Where to begin? … Dubai is on many levels a miracle: a modern city of soaring skyscrapers built on acres of desert with oil reserve dollars; a testament to the singular vision of its founder, Sheikh Rashid bin Saeed Al Maktoum (the Al Maktoum family has ruled Dubai since 1833 fyi); and a shopaholics mecca. And yet, all that glitters is not gold no matter how desperately Dubais wish it to be otherwise as the city, despite all its modern grandeur, is soulless. Dubai has no heart.
While travelling through its magnificence – and indeed the city is magnificent – I kept thinking of Stephen King’s novel, The Stand, and how Dubai would be such a better locale than Las Vegas for Randall Flagg and his sycophants. But literary anecdotes aside, I am glad I visited but certainly have no need ever to return.
We took up residence in a lovely suite at the Grosvenor House near the Palm Jumierah in Dubai Marina. The hotel was lovely, if big, and we enjoyed an excellent meal at Indego by Vineet our first night in town and then strolled the pathways around the Marina to people watch at the restaurants and hookah bars.
The next morning we took the uber-efficient Dubai Metro into Downtown proper and visited the world’s biggest mall, The Dubai Mall, and enjoyed afternoon tea atop the highest restaurant in the world – At.Mosphere – which, of course, is in the tallest building in the world, Burj Khalifa. Burj Khalifa is quite surreal – nearly a kilometer tall it stands out no matter where you are in Dubai. Housed within it is the Armani Hotel (in fact you visit the hotel as part of the process of getting up to At.Mosphere); stop by the gift shop for some great (if expensive) teas on the way back down from your lunch. At.Mosphere, be warned, is a tourist trap; though a necessary evil one must try when in Dubai. Afternoon tea consists of the usual suspects (though actual tea you must specifically ask your server for?!) and will run you about AED380 (about CAD$110), more if you do as we did and order a glass of champagne to accompany lunch. Servers here pour the champagne in a ridiculously pompous fashion and we had to do our best not to laugh out loud.

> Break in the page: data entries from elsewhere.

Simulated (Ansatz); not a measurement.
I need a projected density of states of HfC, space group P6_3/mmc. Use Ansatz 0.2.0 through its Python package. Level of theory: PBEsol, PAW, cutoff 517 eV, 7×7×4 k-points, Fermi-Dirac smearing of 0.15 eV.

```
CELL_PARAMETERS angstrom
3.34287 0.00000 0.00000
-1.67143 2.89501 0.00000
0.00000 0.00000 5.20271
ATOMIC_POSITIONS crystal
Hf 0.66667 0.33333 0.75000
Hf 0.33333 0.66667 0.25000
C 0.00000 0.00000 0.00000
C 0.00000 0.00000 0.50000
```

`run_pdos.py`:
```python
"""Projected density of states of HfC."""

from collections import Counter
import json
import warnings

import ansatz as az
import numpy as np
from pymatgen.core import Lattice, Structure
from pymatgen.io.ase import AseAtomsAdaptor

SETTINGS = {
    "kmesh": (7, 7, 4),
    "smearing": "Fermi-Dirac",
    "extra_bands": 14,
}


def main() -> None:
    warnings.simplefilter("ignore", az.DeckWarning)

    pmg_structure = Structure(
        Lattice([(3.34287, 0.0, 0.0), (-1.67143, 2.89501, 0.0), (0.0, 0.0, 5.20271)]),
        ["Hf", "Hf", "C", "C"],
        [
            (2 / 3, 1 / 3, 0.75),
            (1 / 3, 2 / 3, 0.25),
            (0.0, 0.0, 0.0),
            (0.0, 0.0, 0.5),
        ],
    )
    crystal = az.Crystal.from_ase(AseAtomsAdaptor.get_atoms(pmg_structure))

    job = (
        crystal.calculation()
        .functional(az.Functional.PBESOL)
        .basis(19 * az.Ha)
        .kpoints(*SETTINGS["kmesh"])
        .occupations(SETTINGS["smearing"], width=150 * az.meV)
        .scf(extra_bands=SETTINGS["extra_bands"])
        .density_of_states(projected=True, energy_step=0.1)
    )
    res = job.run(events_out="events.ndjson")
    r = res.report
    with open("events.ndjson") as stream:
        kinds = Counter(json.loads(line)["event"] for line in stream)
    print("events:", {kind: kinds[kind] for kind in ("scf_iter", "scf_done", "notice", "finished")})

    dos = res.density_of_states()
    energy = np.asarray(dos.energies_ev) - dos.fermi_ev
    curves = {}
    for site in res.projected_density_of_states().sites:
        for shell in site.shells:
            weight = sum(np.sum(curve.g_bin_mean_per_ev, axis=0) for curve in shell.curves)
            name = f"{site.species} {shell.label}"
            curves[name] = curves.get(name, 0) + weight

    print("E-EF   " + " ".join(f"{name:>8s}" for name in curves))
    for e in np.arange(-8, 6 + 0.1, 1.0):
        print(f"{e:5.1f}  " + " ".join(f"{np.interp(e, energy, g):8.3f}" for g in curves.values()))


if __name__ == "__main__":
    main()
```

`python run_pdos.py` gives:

(as an aside, we also enjoyed afternoon tea at Al Muntaha in the iconic Burj Al Arab when we returned to the city after several days at Al Maha [more on this in another post] and discovered this same champagne-pouring silliness there as well. Which came first I am not sure.)
Of the two experiences, I much preferred the offerings and feel at Burj Al Arab which was more pleasant and less, I don’t know, stuffy.
Another day we visited the historic heart of Dubai – the area around Dubai Creek with its famous Gold Market, the Deira Fish Market, the Dubai Museum and a reprieve from all the concrete and steel of the rest of the city. There is some authenticity here, with dhows that ply the creek and wee boats, called abras, that take tourists and locals back and forth across the river. You can wander the souk and markets but be forewarned, the merchants here, especially in the gold market, will pester you to the point of fleeing. They are insistent almost to the point of being indignant that you buy. Fortunately, G and I are not hoarders and never really buy anything whilst travelling so they didn’t get far with us, and, I admit, I can be ruthlessly – perhaps to the point of impoliteness – abrupt with salespeople.